Wednesday, November 17, 2010

Is It Offensive or Funny to Lisa Landry?

OK. This is going to take some setting up. Because the one person I'm worried about offending with this needs a LOT of background. The rest of you who will see this on FB, know the way life is in the west, and will know what I'm talking about. But many might not get the slight, cultural inference that makes it funny in the rest of the country.

My friend, Lisa is converting to Jewish from Catholic for her husband. Which is more than my wife did for me (when we got married, Deb was/is a Mormon. I was a Presbyterian). Now? Neither one of us so much. I don't believe in any of it, and she's not been to church for ages.

But what I want to know, is where is the line of making fun, and causing grief, or really stepping on some toes. OK, here goes.

Living in Utah, you know that you have to run the gas out of your lawnmower every fall. If you don't, the stuff that's left, will leave a varnish on your carburetor. This will prevent it from starting in the spring. You do the same thing every spring with your snow blower.

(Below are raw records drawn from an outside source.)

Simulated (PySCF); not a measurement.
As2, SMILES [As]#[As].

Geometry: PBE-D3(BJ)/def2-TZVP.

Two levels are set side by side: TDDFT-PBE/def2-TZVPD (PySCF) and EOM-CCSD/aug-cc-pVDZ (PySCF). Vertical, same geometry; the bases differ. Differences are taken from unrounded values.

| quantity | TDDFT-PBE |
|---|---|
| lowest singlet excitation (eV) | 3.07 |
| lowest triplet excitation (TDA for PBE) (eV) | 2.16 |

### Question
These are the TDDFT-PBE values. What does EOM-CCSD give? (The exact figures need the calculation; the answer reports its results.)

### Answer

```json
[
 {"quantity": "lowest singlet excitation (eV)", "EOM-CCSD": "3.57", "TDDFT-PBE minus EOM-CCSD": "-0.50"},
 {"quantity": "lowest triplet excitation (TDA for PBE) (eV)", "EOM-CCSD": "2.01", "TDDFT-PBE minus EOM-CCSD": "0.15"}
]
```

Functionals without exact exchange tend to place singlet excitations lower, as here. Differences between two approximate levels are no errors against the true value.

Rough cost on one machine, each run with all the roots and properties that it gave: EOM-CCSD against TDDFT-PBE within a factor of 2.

Tonight, I took the, "turkey baister" I keep in the shed (oh, I see a HILLBILLY JOKE in THERE somewhere!) and after mowing the lawn to pick up the leaves the LAST time for this year, took all the gas I could get, searching every nook and cranny of the mowers gas tank, and put it into the gas can to use in the snow blower. Then, figuring the mower would run less than a minute, turned it on to run the gas out of the carburetor.

It ran for the entire hour and a half that my son and one of his friends and I were bagging leaves.

I don't claim to be a religious scholar. Hell, it took me three tries to SPELL, "Scholar". But I know a little about a lot.

And my first thought was, "Hanuka". A celebration, coming up next month, of having only one nights fuel for your lamp, and getting 8 days. That was a miracle. Eight days of light!

As a sociologist, I think THAT'S what I was thinking. But...

Being a smart ass, suburban, westerner, I also thought, "I have a Hanuka Lawnmower! I gave it one minute of fuel and it ran for 80. Is this a miracle? Living here in Utah, I have no one to ask. All the kids I went to school with who were named, Leavitt, were Mormons!"

Now, is that sacrilege, or just a funny? I mean no offense. I'm just drawing cultural references that being in Utah? Might be too far apart.

Please, comment. I need to know where the line is.

I kidded, Lisa about, "Kosher/Cajun food" I know she can take a joke. But does the, Haunuka joke cross the line?

1 comment:

  1. Forgott to say that the part about all the kids I went school in Utah with named Leavitt WERE actually Mormons. THAT was not a joke. You'd have to be from Utah to get that.